So far we’ve had balloons and celestial bodies as part of this series. Now we move to kites as our flying objects in art, but where do we start? There are so many examples! Probably best, therefore, to start at the beginning.
Arthur Willmore & Thomas Allom, Kite-Flying at Hai-kwan on the Ninth Day of Ninth Moon, from China, in a Series of Views, Displaying the Scenery, Architecture, and Social Habits, of That Ancient Empire, Rev. G. N. Wright, 1843. HubPages.
Kite flying is in fact thousands of years old and hasn’t always been associated with carefree summer days and colorful kite festivals. The first documented reports of kite flying are from Ancient China during the Han Dynasty (206 BCE–220 CE), where they were used in a military capacity, for example, to aid the calculation of distance between one point and another. They were also used to deliver important messages, and sometimes (in a non-military capacity) to deliver romantic ones! The activity of kite flying was slowly disseminated via trade routes to other countries.
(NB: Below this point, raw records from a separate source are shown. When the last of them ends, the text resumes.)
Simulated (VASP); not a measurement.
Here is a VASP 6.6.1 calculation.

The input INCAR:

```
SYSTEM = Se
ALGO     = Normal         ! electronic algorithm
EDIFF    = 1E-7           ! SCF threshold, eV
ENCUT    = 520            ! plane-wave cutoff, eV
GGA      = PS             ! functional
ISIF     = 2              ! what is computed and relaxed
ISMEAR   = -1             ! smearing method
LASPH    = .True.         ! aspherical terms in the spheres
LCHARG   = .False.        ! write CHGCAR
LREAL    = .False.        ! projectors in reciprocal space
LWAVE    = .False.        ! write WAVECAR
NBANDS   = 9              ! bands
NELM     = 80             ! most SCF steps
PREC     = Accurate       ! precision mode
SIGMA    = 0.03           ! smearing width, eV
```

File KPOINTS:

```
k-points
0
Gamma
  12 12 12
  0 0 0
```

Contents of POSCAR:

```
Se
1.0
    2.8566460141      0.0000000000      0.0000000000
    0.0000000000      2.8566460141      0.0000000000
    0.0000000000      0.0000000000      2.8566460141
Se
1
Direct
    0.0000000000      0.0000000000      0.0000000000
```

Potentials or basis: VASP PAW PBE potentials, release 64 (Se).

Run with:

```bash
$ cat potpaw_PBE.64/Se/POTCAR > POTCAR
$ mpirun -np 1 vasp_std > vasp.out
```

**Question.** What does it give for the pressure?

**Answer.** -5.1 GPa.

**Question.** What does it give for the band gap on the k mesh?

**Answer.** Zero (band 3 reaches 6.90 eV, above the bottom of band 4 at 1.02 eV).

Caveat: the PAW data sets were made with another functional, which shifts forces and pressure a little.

Suzuki Harunobu, Woodblock Print of Kite Flying, 1766, The Metropolitan Museum of Art, New York, NY, USA. Museum’s Website.
By the 7th century, kites had arrived in Japan. Here they were initially used by Buddhist monks to ward off evil spirits or to bring good fortune, but it wasn’t until some considerable time later – during the Edo Period (1603–1868) – that kite flying became accessible to the lower classes (those below Samurai). After that, it quickly became a national pastime.
Konrad Kyeser, Rider with a Dragon Kite, Bellifortis, Clm 30150 fol 91v, early 16th century. Medievalists.
The use of kites for both practical and playful reasons spread out through Asia, eventually arriving in Medieval Europe. The image above depicts a rider using a dragon kite as a means to terrify the enemy. This and other interesting technologies of warfare can be found in Konrad Kyeser’sBellifortis, which is an illustrated manual of military technology. In China, flying kites continued to be used for measuring distance, sending signals, and even carrying men, but also for fun. They were also used for kite fishing in Malaysia and kite fighting in India!
Leonardo da Vinci was famous first and foremost as an artist, but he was also an inventor. Above is an image of what is essentially a hang glider. Like a kite, a hang glider relies on the careful reading of air currents and thermal updraughts in order to remain in the air (especially important if you happen to be in one at the time). Was Da Vinci inspired by the kites of his time?
Justus de Gelder, Boys Flying Kites, 1650–1707, Upton House Collection, Warwickshire, UK. Wikimedia Commons (public domain).
Flying kites provide endless fascination for children and adults alike. In the painting above by Netherlandish painter Justus de Gelder (1650–c. 1707) a group of boys are having maximum fun with their kites.
Benjamin West, Benjamin Franklin Drawing Electricity from the Sky, c. 1816, Philadelphia Museum of Art, Philadelphia, PA, USA. Museum’s Website.
Kites, as we have seen, were already being used from very early on in a scientific capacity, but what about capacitors? Of course, we all know that a capacitor stores electrical energy, and kites may have had a hand in helping to discover this. Benjamin Franklin (1706–1790) was a pioneer in this field, credited with inventing the first ‘electrical battery’ in 1748. His experiments with all things electrical were wide-ranging: above we see a Romantic painting of him flying a kite instead of using a lightning rod, c.1752, in order to prove that lightning is electrical.
Francisco Goya, La Cometa, 1777, Prado Museum, Madrid, Spain. Museum’s Website.
Above is an image of another group of people having fun flying kites, this time La Cometa by Francisco Goya (1746–1828). It seems a very light-hearted subject for Goya, but perhaps this is because it is a tapestry cartoon (a painting designed to be woven) and is one of sixty-three such cartoons produced as commissions for two consecutive Kings of Spain (Charles III and Charles IV) between 1775 and 1791.
Uttam Manna, Bull and Kite, 2016, private collection. Mojarto.
Next, the unlikely spectacle of a bull fighting with a kite. The kite above should be on the losing side, but it has done such a good job of entangling the bull that the poor animal appears to have sat down, glowering in defeat. The kite wins!
This is a good kite painting to end on. The long shadows make it feel like early evening in the summer: long hot days; the gradual onset of night. The girl flying the kite is barefoot, cooling her feet in the grass as her dress blows gently forward in the breeze. The red of the dress and the red of the kite draw attention to the joy of flying, and in such an idyllic setting. Happiness on a canvas!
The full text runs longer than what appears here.